An activation function that outputs its input if positive, otherwise zero.
ReLU (Rectified Linear Unit) is an activation function defined as f(x) = max(0, x), meaning it passes positive values through unchanged while mapping all negative values to zero. This deceptively simple operation introduces the non-linearity that neural networks require to learn complex, real-world patterns — without it, stacking multiple layers would be mathematically equivalent to a single linear transformation. ReLU is applied element-wise after linear transformations within a network, and its piecewise-linear nature makes it trivially differentiable almost everywhere, which is essential for backpropagation-based training.
Before ReLU's widespread adoption, sigmoid and tanh functions dominated as activation choices. These saturating functions compress their outputs into bounded ranges, which causes gradients to shrink exponentially as they propagate backward through many layers — the so-called vanishing gradient problem. ReLU sidesteps this issue entirely for positive activations, where its gradient is a constant 1, allowing gradients to flow cleanly through deep networks. This property was a key enabler of the deep learning revolution, making it practical to train networks with dozens or even hundreds of layers.

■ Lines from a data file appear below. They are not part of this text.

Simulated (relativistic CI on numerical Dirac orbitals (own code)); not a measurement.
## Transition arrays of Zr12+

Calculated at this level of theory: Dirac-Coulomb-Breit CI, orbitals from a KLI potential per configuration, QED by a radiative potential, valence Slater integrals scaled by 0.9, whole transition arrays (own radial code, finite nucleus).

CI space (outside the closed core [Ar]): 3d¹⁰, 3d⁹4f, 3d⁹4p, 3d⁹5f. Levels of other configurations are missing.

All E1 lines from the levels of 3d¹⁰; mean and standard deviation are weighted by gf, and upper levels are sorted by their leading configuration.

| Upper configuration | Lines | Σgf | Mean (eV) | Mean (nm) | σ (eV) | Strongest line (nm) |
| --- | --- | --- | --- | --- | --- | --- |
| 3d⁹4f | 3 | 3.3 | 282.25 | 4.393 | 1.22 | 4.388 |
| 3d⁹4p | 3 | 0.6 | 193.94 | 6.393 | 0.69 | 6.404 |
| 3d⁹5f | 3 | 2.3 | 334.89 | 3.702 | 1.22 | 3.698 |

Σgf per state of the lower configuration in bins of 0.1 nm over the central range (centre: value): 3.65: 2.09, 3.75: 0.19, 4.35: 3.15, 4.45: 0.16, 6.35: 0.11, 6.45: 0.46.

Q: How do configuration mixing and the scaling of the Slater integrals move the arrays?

ReLU also induces sparsity in network activations: because any negative pre-activation is zeroed out, typically only a fraction of neurons fire for any given input. This sparse representation is computationally efficient and has been argued to improve generalization by reducing co-adaptation among neurons. However, ReLU is not without drawbacks. The "dying ReLU" problem occurs when neurons receive consistently negative inputs and become permanently inactive, contributing nothing to the network's output or gradients. Variants such as Leaky ReLU, Parametric ReLU (PReLU), and ELU were developed to address this by allowing a small, non-zero gradient for negative inputs.
ReLU became the default activation function for deep neural networks following influential work around 2010–2011, most notably the paper Deep Sparse Rectifier Neural Networks by Glorot, Bordes, and Bengio, which rigorously demonstrated its advantages. Today it remains one of the most widely used activation functions in convolutional networks, feedforward networks, and many transformer architectures, serving as a foundational building block of modern deep learning.